Taittiriya Upanishad Bhashya Vartika

by R. Balasubramanian | 151,292 words | ISBN-10: 8185208115 | ISBN-13: 9788185208114

The English translation of Sureshvara’s Taittiriya Vartika, which is a commentary on Shankara’s Bhashya on the Taittiriya Upanishad. Taittiriya Vartika contains a further explanation of the words of Shankara-Acharya, the famous commentator who wrote many texts belonging to Advaita-Vedanta. Sureshvaracharya was his direct disciple and lived in the 9...

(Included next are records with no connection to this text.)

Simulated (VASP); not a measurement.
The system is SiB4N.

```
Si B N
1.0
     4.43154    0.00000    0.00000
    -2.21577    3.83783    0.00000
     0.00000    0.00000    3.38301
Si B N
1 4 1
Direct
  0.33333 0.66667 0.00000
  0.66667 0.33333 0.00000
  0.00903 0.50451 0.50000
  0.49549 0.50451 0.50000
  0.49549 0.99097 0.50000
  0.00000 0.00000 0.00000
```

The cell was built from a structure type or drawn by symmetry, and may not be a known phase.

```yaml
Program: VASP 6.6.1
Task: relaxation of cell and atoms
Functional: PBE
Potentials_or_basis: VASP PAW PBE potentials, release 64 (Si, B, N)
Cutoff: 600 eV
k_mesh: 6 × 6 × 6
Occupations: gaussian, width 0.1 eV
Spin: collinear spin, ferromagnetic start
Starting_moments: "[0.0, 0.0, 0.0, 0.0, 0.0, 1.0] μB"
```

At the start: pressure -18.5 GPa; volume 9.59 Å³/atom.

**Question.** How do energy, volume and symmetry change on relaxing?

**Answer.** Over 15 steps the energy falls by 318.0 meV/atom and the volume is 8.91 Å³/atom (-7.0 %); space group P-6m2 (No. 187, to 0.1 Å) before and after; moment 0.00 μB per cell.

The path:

Sanskrit text and transliteration:

ध्रुवः सन्कुरुते कार्यमयस्कान्तो मणिर्यथा ।
कारणत्वं भवेदेवं कुर्वतोऽतिशयः कुतः ॥ ३७० ॥

dhruvaḥ sankurute kāryamayaskānto maṇiryathā |
kāraṇatvaṃ bhavedevaṃ kurvato'tiśayaḥ kutaḥ || 370 ||

English translation of verse 2.370:

Just as a magnet, remaining immutable, can produce an effect, so also Brahman (though immutable) may be the cause. If the cause be ever active, where is room for anything new?

Notes:

It may be argued that Brahman which is immutable cannot be the cause of the world, for a cause must undergo modification, and what is immutable cannot be a cause. Clay, for instance, gives rise to a pot only through the modification of its state. Again, a seed is the cause of the sprout only through the transformation which it undergoes. If Brahman is immutable (kūṭastha), it cannot be the cause of the world.

This argument is untenable. Consider the case of a piece of magnet which is the cause of the movement of the iron filings, though it remains all the time immutable. Similarly Brahman, though immutable, may nevertheless be the cause of the world.

A thing which is immutable, it may be urged by the critic, cannot be the cause. A cause is that which is fit enough to do an action; and an object which is professedly immutable cannot be a cause. So, what is active and thereby brings about an effect cannot be immutable, and what is immutable cannot be a cause.

This argument will not do. Is it the case that the cause is ever active and brings about the effect all the time? If the cause is ever active (sadākurvaccetkāraṇam), then it is of the same nature for ever; and what remains the same for ever is, indeed, immutable. Thus a thing which is immutable must be said to be a cause. Further, if the cause of the world is ever active, there must be creation all the time with the result that there cannot be any such thing as dissolution. If. on the contrary, it be said that a cause is active only on particular occasions (kadācitkurvaccetkāraṇam), even then what is inactive or immutable is the cause, for it is admitted that it must have been inactive or immutable before it became active. The state of inactivity must have preceded the state of activity. The former is the cause of the latter, it follows, therefore, that what is immutable or inactive is the cause. If so. Brahman which is immutable can be the cause of the world.